Thursday, 22 September 2016

Telling a different story

A Reflection on a Conference of Women in Ministry:
I'm always struck when women who minister in the church get together, how quickly stories of being discounted, discriminated against and other such appalling stories emerge. Alongside our personal stories, there are also legions of stories told on behalf of others. Stories that tell of the love of God being withheld and the call of God being denied. There is, undoubtedly, a place for such stories, such vulnerability, such sharing.
But I am concerned that by continually sharing these painful narratives, psrticularly long after we have picked ourselves up, dusted ourselves down and, dare I say it, triumphed in spite of such experiences, that we perpetuate the culture of strife and division.
I want to see women in ministry claiming their rightful place in the Kingdom of God, even if that erodes and destroys the institution that the church has become. Displaying their femininity, owning their power as bringers of life, harbingers of light, beloved children of God, called, commissioned, sent.
As long as we accentuate the stories of our oppression and injustice, we overlook the subversive stories of the positive effects of our ministry ordained and enabled by God. I suppose I'm subscribing to the notion of "by their fruits shall Ye know them." 
Two of my Biblical heroes are Shiprah and Puah, the Hebrew midwives who defied the orders of the Pharaoh and spared the lives of Hebrew males whom he had ordered to be killed at birth - one of whom was Moses. And my modus operandi in the church has been to find a way to work around whatever obstacles are put in the way of ministry.
The stories of difficulty and trial should not be denied or suppressed but we can be - and are - engaged in writing a new story. A story of love and strength and of making a difference where it matters because God enables us so to do. That is the story I want to be shared, that is the perception that I want to overtake all the negativity that is there in abundance. That is the record that I want to overtake the history of women in ministry. Called, commissioned, sent - servants of God making a difference in the Kingdom of God.

Friday, 9 September 2016

What happens in the church stays in the church?

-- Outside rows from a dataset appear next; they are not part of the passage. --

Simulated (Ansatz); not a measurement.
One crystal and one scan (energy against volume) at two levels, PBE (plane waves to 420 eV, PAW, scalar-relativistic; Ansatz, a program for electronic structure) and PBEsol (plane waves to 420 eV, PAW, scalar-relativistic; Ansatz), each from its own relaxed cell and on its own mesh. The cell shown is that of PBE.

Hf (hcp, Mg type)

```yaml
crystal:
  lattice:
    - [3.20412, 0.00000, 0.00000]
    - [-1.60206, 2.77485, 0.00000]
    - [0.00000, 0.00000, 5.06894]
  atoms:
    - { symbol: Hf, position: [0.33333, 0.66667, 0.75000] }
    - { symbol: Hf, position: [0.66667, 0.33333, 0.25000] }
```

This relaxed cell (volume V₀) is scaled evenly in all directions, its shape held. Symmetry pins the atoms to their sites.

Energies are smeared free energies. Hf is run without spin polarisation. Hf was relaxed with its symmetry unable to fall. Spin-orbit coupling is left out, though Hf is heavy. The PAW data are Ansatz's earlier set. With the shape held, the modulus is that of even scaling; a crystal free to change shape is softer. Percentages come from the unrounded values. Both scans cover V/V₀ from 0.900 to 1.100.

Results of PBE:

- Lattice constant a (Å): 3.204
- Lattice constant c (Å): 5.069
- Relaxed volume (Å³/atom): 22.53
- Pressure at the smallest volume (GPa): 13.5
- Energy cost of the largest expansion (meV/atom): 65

For the past few years, I've met up with women clergy colleagues early in the year on a cruise ship in the Caribbean. They are part of RevGalBlogPals, a supportive network of women clergy who initially connected virtually through blogging. We invite a facilitator on the cruise and hire the cruise ship's conference facilities and embark on 20 hours CPD while cruising the high seas. Just some of the things we've done together are: studied the Enneagram, written new liturgical material, critiqued books and considered how to be a Missional church in a changing culture.
Of course, in addition to the time we spend studying together, there is also plenty of fun time - we call it Galship - where, just like all the other passengers on board, we enjoy the facilities that the cruise ship has to offer.
The onboard Cruise Director, when announcing the day's choice of activities, always reminds folk: "What happens on the ship stays on the ship." - an encouragement to loosen inhibitions in the knowledge that no one who wasn't involved will find out.
For quite some time now, it appears that many of us have treated Sunday worship in a similar manner, preferring to keep the activities we undertake in worship week by week within the confines of the church building. Not that we ever loosen our inhibitions in worship anyway. But we participate in worship, perhaps enjoy some fellowship, and then head home to get on with the rest of the week, neatly tucking away our church involvement until the next Sunday. And, whether we have been moved to tears, joy or whatever else, we put everything away safely and tidily until our next opportunity to get together to worship again.
And so those who are not involved don't see any need to be, far less pick up on any lasting effect or difference that worship makes to our lives or the life of the world.
We might as well be on a cruise ship in the Caribbean if we do not allow what we do within the walls of the church to make a difference to how we live and serve every other day of the week.
Discipleship 101 - take it outside!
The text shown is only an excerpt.